Rusty Brick is planning ahead for the day that Google Glass is released onto the market with a new app for modern observant Jews.
Google Glass is a wearable computer that is still being tested.
Worn like a pair of sunglasses, the computer of the future allows people to access information that is displayed “out of the corner of one’s eye” without completely obstructing the wearer’s vision.
It’s costly and not yet on the market, but Rusty Brick has put their faith so completely into this product, they have already begun to market their Google Glass app – JewGlass.
Designed to make observing Jewish traditions as convenient as possible, the app pulls up information about Shabbat times, nearby synagogues and kosher eating places. It provides translation services (find a menu in Hebrew, need it translated? JewGlass will even read the translation out loud.)
It provides directions, just like Google Maps, and warns wearers when the sun is about to set ahead of Shabbat.
Once in the synagogue to pray, or even at the office desk for those who can’t get away, the app will explain which is the appropriate prayer for that particular time of day (Shacharis), afternoon services (Mincha) or evening services (Maariv).
It’s a well-thought out design, but we have to wonder if it doesn’t detract from the religious experience. By relying too heavily on JewGlass or Google Glass, one is simply following the motions without putting in any real effort or thought.

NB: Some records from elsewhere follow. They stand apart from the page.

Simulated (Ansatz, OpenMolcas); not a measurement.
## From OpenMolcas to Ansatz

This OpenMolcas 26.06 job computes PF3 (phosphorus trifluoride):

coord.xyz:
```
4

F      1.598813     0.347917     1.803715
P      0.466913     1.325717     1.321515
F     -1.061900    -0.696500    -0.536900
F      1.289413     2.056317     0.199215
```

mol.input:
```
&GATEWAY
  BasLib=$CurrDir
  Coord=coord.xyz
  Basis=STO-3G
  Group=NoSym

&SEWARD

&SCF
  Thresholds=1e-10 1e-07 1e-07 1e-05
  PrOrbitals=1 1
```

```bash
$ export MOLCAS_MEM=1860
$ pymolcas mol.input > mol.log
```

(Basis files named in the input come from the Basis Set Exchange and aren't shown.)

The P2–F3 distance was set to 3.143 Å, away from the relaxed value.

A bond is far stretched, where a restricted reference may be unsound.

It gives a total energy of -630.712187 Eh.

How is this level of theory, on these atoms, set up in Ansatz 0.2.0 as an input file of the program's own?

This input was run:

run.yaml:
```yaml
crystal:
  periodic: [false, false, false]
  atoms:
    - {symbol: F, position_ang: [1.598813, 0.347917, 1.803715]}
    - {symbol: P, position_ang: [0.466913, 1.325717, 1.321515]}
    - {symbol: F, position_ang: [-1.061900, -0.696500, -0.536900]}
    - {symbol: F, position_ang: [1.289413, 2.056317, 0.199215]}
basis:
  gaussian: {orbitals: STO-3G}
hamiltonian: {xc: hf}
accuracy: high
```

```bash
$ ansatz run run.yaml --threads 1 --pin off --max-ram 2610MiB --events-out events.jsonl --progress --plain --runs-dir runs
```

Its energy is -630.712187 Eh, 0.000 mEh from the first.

Surely this is great for way-finding, but do we really want to geek out traditions to such an extent that we don’t have to put any thought into them? Surely the thought process that goes into observing traditions is part of the so-called “pay off” spiritually speaking?
Well, it’s a bit too early to say, since Google Glass is still a ways from being released onto the market, and when it gets there, it will be reserved for a select few – especially at first – since it’s going to cost about $1500!